RESEARCH has shown that the transition from primary to secondary school is one of the points at which girls in Tanzania are most likely to drop out of school. A major factor is the change in the language of instruction from Swahili to English.
To address this, Camfed has developed an e-reader literacy programme supported by HDIF and in partnership with World-reader, training English teachers and young women in Camfed’s CAMA alumnae network (Learner Guides), in the use of the technology.
English teachers and Learner Guides then lead students in Forms 1 and 2 through a literacy programme, introducing them to English in a fun and interesting way.
So far 25 schools have benefited from the initiative in Iringa District, with more than 4,500 students reached over two years. For the most marginalised girls, this support is bolstered by a responsive bursary package, which provides girls with the essential materials they need to access and progress through school. In addition, students receive vital psychosocial support through trained Teacher Mentors.
At every Camfed partner school in Tanzania there are at least two Learner Guides, young women in the CAMA network who have overcome huge challenges to go to school, study and succeed, and who return to local schools as volunteer mentors and role models, guiding students through a life skills curriculum programme called My Better World.
“Girls and young women are at the heart of the Camfed programme,” says Lydia Wilbard, National Director, Camfed Tanzania.
“We focus on the extraordinary potential that is unlocked through the girls’ education.Our mission is to multiply educational opportunities for girls and empower young women. We aim to reach the most marginalized girls, as this is where education has transformative potential. We are driven by the principle that the experience of the poorest, most marginalised girl is an important barometer for the education system, and for society at large. Girls’ education therefore is the entry point for widespread systemic change.”
By all accounts, the use of e-reader technology in the classroom is especially empowering for girls. The English literacy programme puts girls and boys on an equal footing in terms of access to technology and helps build their confidence through whole school literacy events, such as debates.
Feedback from programme evaluations suggests that previously girls were often too timid to stand up in class and lacked a strong command of English. Now, many girls feel that they are able to confidently participate in the learning process, including in extracurricular activities such as morning speeches.
One such example is Jamaida, a 15-year-old Form 2 student from Iringa District who is currently enrolled on the programme. When asked about it, Jamaida said, “The programme has helped me learn English and enjoy learning.”
With a noticeable improvement in her English comprehension skills, Jamaida is expected to perform well in her Form 2 exams. Recently, Jamaida participated at the inter-school debates where she won an award in the zonal competition.

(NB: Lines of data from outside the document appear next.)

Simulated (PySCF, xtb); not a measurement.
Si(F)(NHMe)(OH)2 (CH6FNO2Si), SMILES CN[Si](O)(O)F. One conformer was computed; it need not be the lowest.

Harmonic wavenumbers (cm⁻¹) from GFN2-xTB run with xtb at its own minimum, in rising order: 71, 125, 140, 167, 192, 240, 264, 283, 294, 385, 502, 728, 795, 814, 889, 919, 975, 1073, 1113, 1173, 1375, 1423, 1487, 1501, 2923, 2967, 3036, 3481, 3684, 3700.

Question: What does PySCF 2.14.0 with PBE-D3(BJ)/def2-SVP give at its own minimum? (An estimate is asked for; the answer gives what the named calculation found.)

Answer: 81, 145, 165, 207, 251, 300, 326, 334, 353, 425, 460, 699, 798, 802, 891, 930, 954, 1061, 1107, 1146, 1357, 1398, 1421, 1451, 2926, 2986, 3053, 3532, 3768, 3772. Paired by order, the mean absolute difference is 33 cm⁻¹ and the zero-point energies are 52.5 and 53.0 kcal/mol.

Inspired by her English teacher, she is intent on pursuing a career in teaching and is working hard towards her goal. And it is not just the students who are positively affected by the programme, it has benefits for the teachers too, as one teacher from Iringa explained, “For sure e-readers have changed my perspective towards my profession. I have come to believe that success is not a reward but a consequence. In one year of implementation of the programme so many benefits can be cherished pertaining to my profession and my life in general. It has also simplified my work teaching because as students read many books they raise their language competency, hence their easy understanding of the subject.”
Using e-readers is thus positively impacting upon girls’ language abilities, re ducing the learning gap and helping to create an environment in which both girls and boys can participate equally in the learning process.
Research shows how much easier and more enjoyable developing literacy skills has become for students across the programme. Exposing them to technology at a young age is opening up doors of possibility, helping them develop goals and ambitions for the future.
For the Learner Guides facilitating students’ use of the technology, the programme has also been an empowering experience. It has enabled them to earn the respect of their families and communities and presenting new opportunities for them to realise their potential.
Camfed is an international non-profit organization tackling poverty and inequality by supporting girls to go to school and succeed, and empowering young women to step up as leaders of change.
Camfed invests in girls and women in the poorest rural communities in sub-Saharan Africa, where girls face acute disadvantage, and where their education has transformative potential.
Camfed not only supports girls and young women through school, but also on to new lives as entrepreneurs and community leaders. To complete the “virtuous cycle,” and create sustainable change, graduating students become Camfed Association alumnae, many of whom return to school to train and mentor new generations of students.
Since 1993, Camfed’s innovative community-led education programmes have directly supported more than 1.8 million children to go to school in Malawi, Zimbabwe, Zambia, Ghana, and Tanzania at more than 5,300 partner schools.
In 2014, Camfed was recognized by the OECD for best practice in taking development innovation to scale. In late 2014, Camfed made an historic commitment to support one million adolescent girls in rural Africa through secondary school by 2020 – a truly transformational pledge. Millions more children will benefit as a result.